Lea Formula 7 is good for negatives, but it ages quite quickly: plan to use it up within two months.
UVP 4 is good for negatives also, and being a two cadmium recipe, it’s very slow to age and with proper storage can remain usable for many months.
Also formulated by UV Photographics is a proprietary “house blend” called UVP-X. It uses 2 bromides and 2 iodides which makes for faster collodion (about 1 stop faster than most other recipes). It is also a very stable recipe, so you can expect it to remain usable for about a year if stored properly (cool, dark). I recently finished a bottle of UVP-X that was 18 months old and still worked well! (Though it had lost some speed).

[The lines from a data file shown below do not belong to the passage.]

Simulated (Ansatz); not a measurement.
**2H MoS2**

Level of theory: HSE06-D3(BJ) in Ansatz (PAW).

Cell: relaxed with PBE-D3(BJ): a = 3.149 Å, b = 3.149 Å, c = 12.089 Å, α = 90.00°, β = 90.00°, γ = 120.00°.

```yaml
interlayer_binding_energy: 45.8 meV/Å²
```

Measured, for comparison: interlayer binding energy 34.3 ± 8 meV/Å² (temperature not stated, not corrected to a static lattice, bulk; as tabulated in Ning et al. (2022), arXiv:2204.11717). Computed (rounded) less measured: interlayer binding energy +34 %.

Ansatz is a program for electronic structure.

To a degree, collodion recipes just aren’t that different when it comes to results. However, the following is generally true about salted collodion recipes: the iodides in a recipe contribute to contrast, and the bromides help create more middle values. Though it may seem counterintuitive to say, positives (tintypes) don’t need to be as contrasty as negatives. So a collodion recipe for producing good negatives will typically have more iodide than bromide. But I must say that in my experience, all but the most extremely contrasty scenes will produce a negative that’s fairly low in contrast regardless of which collodion recipe you use, in which case they benefit from some intensification or (better still) re-development to build density and contrast.
What you need to decide once you’ve made a negative is: what will it be used for? if you’re going to scan it for post-processing, or make a traditional silver gelatin darkroom contact print from it, then you may not need to intensify/redevelop the negative. I’ve found a property exposed negative with good contrast will print on a grade 2 or grade 3 paper. But if you intend on printing your negative on albumen or salt paper (or even platinum/palladium) then the extra density achieved by redevelopment or intensification is pretty much mandatory. How you choose to make a negative is going to depend on how you’re going to use it. This is where Quinn’s book is going to be very helpful to you.
Also bear in mind that there are so many variables in the process that no two people will have exactly the same results when seemingly using the exact same techniques. Your output is going to depend on 1) the state of your silver bath (it’s age, pH, silver content, etc.), 2) your choice of developer, 3) your water quality, 4) temperature and humidity on any given day, 5) your choice of collodion, and it’s age, and of course 6) your technical proficiency. That’s a lot of variables. So take what advice I offer as being just “general recommendations”. What works for me may not work for your circumstances. A certain amount of trial and error is going to be needed for each practitioner to find their sweet spot.
PS: I hope you haven’t been storing collodion in a fridge that’s also used for food! No matter how tightly capped, a collodion bottle still leaks Ether fumes which can be absorbed by food items.